As the sun was starting its below-horizon test firing, I stumbled sleepily across Av. Libertador and into my morning routine. Ahead of me, the parks of Palermo were covered in a wispy, teasing fog that removed the bases of trees while leaving their tops; cut legs off heroic monuments; and threw light back at the streetlamps which at that hour were still lit. Seeing such things is just one more reason why one should rise early, I told myself. Later, when the sun was already well on its way and the streetlamps had been snuffed out, I went back home to write about what I had seen.

There is nothing like fog to impart mystery to a scene, as any film noir director knows. Even Palermo — comfortable, well-known Palermo — with its lawns worn by soccer matches, littered by weekend picnickers and its woods the refuge of teenage lovers not to mention an entire contingent of people who would otherwise be homeless – even that well-trod Palermo became mysterious like it must have been in the days when it was still a swamp and not a manicured and much-loved urban plaything.

Only those who dwell in the city between apartment walls and asphalt by-ways can fathom the affection that grows up between a park and its neighbors. Once a visitor from abroad called our park “grungy” to my face and I still have not forgiven the slight. I never doubted that she was mistaken: how could a place that has brought me such peace and good health and is itself so full of vigor ever be called “grungy”?

Once, following a very heavy rain, I was riding through the park on a horse (yes, a horse; there are hundreds of them residing there in the riding clubs). The rains as usual had turned the flat, low-lying land into a world of ponds. Soon they would be the ideal incubator for mosquitoes if the weather rose a few degrees. Suddenly my horse stopped short, as surprised as I was to see an enormous frog sitting in proprietary splendor at the edge of one of the newly-minted ponds. It was a pond that had not existed the day before and would seep away in a day or two, but it already had its own frog. And around me, judging by the croaking, all those other ponds had their own frogs too. Where had they come from? Had they, like the rain, fallen from the sky?

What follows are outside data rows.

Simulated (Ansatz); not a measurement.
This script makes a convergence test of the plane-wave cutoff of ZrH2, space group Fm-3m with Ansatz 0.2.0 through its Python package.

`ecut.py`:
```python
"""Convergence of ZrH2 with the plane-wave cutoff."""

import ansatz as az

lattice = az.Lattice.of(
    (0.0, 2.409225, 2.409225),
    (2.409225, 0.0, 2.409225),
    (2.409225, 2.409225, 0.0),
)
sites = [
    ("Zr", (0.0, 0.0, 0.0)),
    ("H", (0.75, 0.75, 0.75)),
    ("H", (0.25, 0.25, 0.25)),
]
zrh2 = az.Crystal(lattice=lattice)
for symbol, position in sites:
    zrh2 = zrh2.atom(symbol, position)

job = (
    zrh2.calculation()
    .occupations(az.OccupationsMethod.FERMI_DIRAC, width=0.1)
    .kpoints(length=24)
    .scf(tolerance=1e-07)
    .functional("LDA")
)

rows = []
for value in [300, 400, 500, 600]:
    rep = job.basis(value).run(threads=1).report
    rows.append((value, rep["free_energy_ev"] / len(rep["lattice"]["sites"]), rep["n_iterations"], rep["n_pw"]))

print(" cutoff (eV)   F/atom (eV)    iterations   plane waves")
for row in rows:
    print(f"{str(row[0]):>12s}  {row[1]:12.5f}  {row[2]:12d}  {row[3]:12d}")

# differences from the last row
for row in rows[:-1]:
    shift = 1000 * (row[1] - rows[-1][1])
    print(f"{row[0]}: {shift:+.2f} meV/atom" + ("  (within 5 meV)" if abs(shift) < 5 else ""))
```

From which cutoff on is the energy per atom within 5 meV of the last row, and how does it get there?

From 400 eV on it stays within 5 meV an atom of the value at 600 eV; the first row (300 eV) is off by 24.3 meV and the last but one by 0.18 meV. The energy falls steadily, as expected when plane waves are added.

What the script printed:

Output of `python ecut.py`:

Our frog sat there looking at us in a huff, his throat filling as if he were about to say something of great importance – but then that pompous throat deflated, and he kept his thoughts to himself.

We picked our way gingerly through that watery landscape, trying our best not to upset the new inhabitants. We moved on and soon their croaking was behind us; but it seemed to get louder the further away we got, as if they could at last talk freely, undisturbed, pond to pond.